In Ontario, transferring real estate between affiliated corporations generally triggers Land Transfer Tax (LTT). However, under Section 3(9) of the Land Transfer Tax Act, you can apply for an exemption or deferral if the corporations are closely affiliated and commit to maintaining the corporate structure for at least 36 months.
Corporate restructuring is a standard practice for successful businesses across Canada. Whether a company is located in Toronto, Ottawa, London, or Hamilton, business owners frequently need to move assets-including commercial and residential real estate-between different holding and operating companies . However, in the province of Ontario, any transfer of beneficial ownership of land is heavily scrutinized by the Ministry of Finance to ensure taxes are collected properly.
Normally, transferring a property between two legal entities, even if they are owned by the exact same individual, triggers a massive provincial Land Transfer Tax (LTT) bill 💸. Fortunately, the Ontario government provides a specific corporate exemption to avoid punishing legitimate internal reorganizations. Navigating these highly technical rules requires absolute precision. This guide details how affiliated corporations can successfully transfer real estate while legally avoiding or deferring LTT in Ontario.
Step-by-Step Process for Corporate LTT Exemptions in Ontario
Executing a tax-free corporate transfer requires strict adherence to the Ontario Land Transfer Tax Act. A local real estate lawyer and a corporate tax accountant must work together to prepare the extensive legal filings.
Step 1: Determine if the Corporations are “Affiliated”
The first and most critical step is proving to the government that the transferring corporation and the receiving corporation are legally “affiliated.” Under the law, this generally means that one corporation owns all the shares of the other, or that both are wholly owned by the same parent corporation or the same individual. If outside investors hold even a small percentage of shares, the exemption may be entirely disqualified .

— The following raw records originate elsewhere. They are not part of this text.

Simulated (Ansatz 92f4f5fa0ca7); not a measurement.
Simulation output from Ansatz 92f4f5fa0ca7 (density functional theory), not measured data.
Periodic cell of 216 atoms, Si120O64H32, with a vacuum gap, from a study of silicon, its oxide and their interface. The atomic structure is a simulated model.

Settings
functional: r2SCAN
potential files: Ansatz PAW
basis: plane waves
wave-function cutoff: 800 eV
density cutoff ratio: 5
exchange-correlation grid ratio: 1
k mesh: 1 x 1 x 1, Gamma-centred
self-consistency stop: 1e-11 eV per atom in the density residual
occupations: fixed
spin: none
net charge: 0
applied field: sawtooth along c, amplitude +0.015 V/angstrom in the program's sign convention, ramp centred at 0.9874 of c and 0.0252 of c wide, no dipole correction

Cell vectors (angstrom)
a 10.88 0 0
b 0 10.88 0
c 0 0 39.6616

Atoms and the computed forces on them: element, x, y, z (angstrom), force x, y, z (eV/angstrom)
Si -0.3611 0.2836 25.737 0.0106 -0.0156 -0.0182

Step 2: Draft the Property Transfer Agreements
Your law firm will need to draft a formal agreement outlining the transfer of the beneficial interest in the property. This documentation must clearly show that the property is moving from one affiliated entity to another. The consideration (the price paid, often an assumption of an existing mortgage or the issuance of new corporate shares) must be accurately recorded for the Ministry.
Step 3: Submit the Application to the Ministry of Finance
You cannot simply register the deed and claim the exemption automatically at the local land registry office 📋. Your lawyer must apply directly to the Ontario Ministry of Finance. You must provide sworn affidavits, detailed corporate structure charts, and a thorough explanation of the reorganization. In many cases, the Ministry grants a deferral rather than an immediate absolute exemption.
Step 4: Maintain the Structure for 36 Months
If the Ministry grants the LTT deferral, it comes with a strict legal condition: the two corporations must remain affiliated for at least 36 months following the property transfer . If the corporate structure is broken (for example, if you sell one of the corporations to a third-party buyer before the 3 years are up), the deferred Land Transfer Tax becomes immediately due and payable to the province, often with added interest and penalties.
How Much Does a Corporate Transfer Cost?
While utilizing the exemption saves you from paying the actual Land Transfer Tax (which could easily be tens of thousands of dollars), the legal and administrative process is not free. Budgeting for professional fees is essential.
- Real Estate Lawyer Fees: Due to the complexity of corporate structuring and Ministry applications, legal fees typically range from $3,000 to $7,000 CAD depending on the law firm.
- Accounting Fees: Your CPA will charge for updating corporate tax structures and filing Section 85 rollovers with the CRA, usually costing $1,500 to $4,000 CAD.
- Letter of Credit Fees: If the Ministry requires a bank letter of credit as security during the 36-month deferral period, your financial institution may charge a setup fee of $500 to $1,000 CAD plus an annual percentage.
| Scenario | Estimated LTT on a $2M Commercial Property in Ontario |
|---|---|
| Standard Transfer (No Exemption) | Approximately $36,475 CAD in provincial LTT. |
| Successful Section 3(9) Exemption | $0 CAD in provincial LTT (deferred). |
How Long Does the Process Take?
Transferring a property internally is not a quick process. Gathering the required corporate minute books, drafting the transfer agreements, and applying to the Ministry of Finance usually takes between 4 to 8 weeks of preparation. Once the application is submitted, the Ministry may take several months to review the file and issue their formal approval. Remember, the most significant timeline is the mandatory 36-month holding period after the legal transfer is complete.
Frequently Asked Questions (FAQ)
Does this exemption apply to the Toronto Municipal Land Transfer Tax (MLTT)?
Yes. If the commercial or residential property is located within the City of Toronto, the rules for the municipal exemption closely mirror the provincial rules. If you qualify for the Ontario exemption, you generally qualify for the Toronto MLTT exemption as well, deferring both taxes.
Can I transfer my personal home to my corporation tax-free?
No. The Section 3(9) deferral specifically applies to transfers between affiliated corporations. Transferring real estate from an individual person to a holding corporation will trigger Land Transfer Tax based on the fair market value of the property or the outstanding mortgage, whichever is greater.
What happens if an affiliated corporation goes bankrupt?
If an affiliated corporation enters bankruptcy or is legally dissolved within the 36-month holding period, it may break the strict affiliation requirement. This can trigger the immediate collection of the deferred Land Transfer Tax. You must consult a corporate lawyer before making structural changes.
Can family trusts use this specific exemption?
Trusts operate under very different rules than standard incorporated businesses in Canada. While certain property transfers involving trusts may have LTT implications or alternative exceptions, the specific corporate affiliation deferral under Section 3(9) is designed exclusively for registered corporations.